Fleabag

Phoebe Waller-Bridge
DryWrite
Wyndham’s Theatre
to

It now seems remarkable to hark back six years to the debut of this entrancing monologue in a damp Edinburgh venue that could easily have doubled as a mediaeval torture chamber.

There, Phoebe Waller-Bridge, who had already established herself as a talented West End actress, seduced her tiny audience with a script that already seemed perfect.

Since then, the solo show has visited London, toured the country and also played off-Broadway.

The almost unknown writer/actress has also gone from strength to strength, turning an hour-long theatrical piece into a popular TV series with a sequel and then hitting the jackpot by landing the latest James Bond movie.

Never one to slack, the writer has been simultaneously developing a successful acting career on stage and screen.

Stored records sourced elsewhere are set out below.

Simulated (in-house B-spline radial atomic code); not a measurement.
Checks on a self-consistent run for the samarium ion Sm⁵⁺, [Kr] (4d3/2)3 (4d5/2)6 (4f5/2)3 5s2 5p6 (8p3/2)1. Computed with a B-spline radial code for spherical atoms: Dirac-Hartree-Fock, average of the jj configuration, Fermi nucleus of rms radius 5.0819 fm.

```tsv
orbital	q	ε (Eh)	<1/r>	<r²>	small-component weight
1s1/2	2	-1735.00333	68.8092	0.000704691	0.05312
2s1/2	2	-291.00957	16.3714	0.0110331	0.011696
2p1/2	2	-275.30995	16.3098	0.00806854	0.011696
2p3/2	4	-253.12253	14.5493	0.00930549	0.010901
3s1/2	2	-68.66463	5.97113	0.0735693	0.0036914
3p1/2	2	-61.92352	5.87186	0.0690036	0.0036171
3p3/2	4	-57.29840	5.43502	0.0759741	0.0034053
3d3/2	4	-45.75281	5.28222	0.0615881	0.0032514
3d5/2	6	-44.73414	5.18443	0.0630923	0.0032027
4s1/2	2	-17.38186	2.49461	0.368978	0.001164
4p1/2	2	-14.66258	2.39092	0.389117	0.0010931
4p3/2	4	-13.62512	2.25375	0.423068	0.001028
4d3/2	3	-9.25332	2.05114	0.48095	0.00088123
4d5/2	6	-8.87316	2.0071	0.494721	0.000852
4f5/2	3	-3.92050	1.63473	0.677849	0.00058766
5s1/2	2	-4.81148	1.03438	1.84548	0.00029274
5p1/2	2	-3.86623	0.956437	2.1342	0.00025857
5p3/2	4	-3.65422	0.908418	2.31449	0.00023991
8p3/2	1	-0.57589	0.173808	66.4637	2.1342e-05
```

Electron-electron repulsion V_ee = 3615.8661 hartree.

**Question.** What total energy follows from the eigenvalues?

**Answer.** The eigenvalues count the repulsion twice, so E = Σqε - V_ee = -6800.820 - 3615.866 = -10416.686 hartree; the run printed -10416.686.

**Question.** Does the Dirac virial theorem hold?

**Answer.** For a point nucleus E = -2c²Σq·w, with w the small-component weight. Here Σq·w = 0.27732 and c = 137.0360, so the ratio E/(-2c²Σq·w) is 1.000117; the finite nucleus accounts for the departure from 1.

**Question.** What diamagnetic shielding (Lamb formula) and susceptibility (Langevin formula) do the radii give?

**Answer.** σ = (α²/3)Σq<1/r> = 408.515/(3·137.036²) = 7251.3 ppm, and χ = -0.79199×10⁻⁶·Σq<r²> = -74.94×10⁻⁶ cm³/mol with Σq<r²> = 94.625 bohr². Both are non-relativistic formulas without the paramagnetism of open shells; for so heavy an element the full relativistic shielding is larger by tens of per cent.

The acid test for viewers was always going to be whether even such a talented actor could recapture the magic of the original performance when confronted with a packed West End house with up-close and personal tickets costing something like 20 times the original price at over £150, for anyone lucky enough to procure them.

With the guidance of original director Vicky Jones, the actress has broadened the performance as befits a space where 95% of the audience is further away than anybody at the original production.

In addition, she has slowed her delivery right down, milking every joke while leaving the audience plenty of time to laugh, in doing so extending the running time to around 70 minutes.

The script itself remains genuinely funny but with moments of deep pathos, enhanced by a twist in the tale worthy of the best of short story writers.

It largely follows the life of a prototypical young woman today, so representative of her type that she doesn’t even need a name. That would be good enough, but the creation of a series of characters, every one impeccably characterised and easily distinguishable, adds greatly to the pleasure.

On one level, we play witness to this convincing protagonist’s barely noticeable attempts to save a guinea pig themed café that has lost its purpose following the death of her business partner.

Along the way, there is also an opportunity to squirm at her sexual adventures, which are the stuff of pornographic movies, love barely figuring alongside the unbridled but rarely satisfying lust.

Family life is little better, as our unnamed guide treats her father badly and fails to bond with a much more successful sister, although thereby hangs one of the play’s most intriguing topics. By the end of the evening, viewers will be none the wiser as to whether every word that the heroine relates from her centrally placed stool is the gospel truth, pure invention or some sad combination of the two.

In any event, despite London’s usual antipathy towards solo performances, particularly on large stages, this story for our times is an undoubted success, already long sold out. Happily, there are opportunities for those that could not obtain or afford tickets to enjoy Phoebe Waller-Bridge and her marvellous facial expressions in close-up at cinemas around the country and beyond under the NT Live banner on 12 September.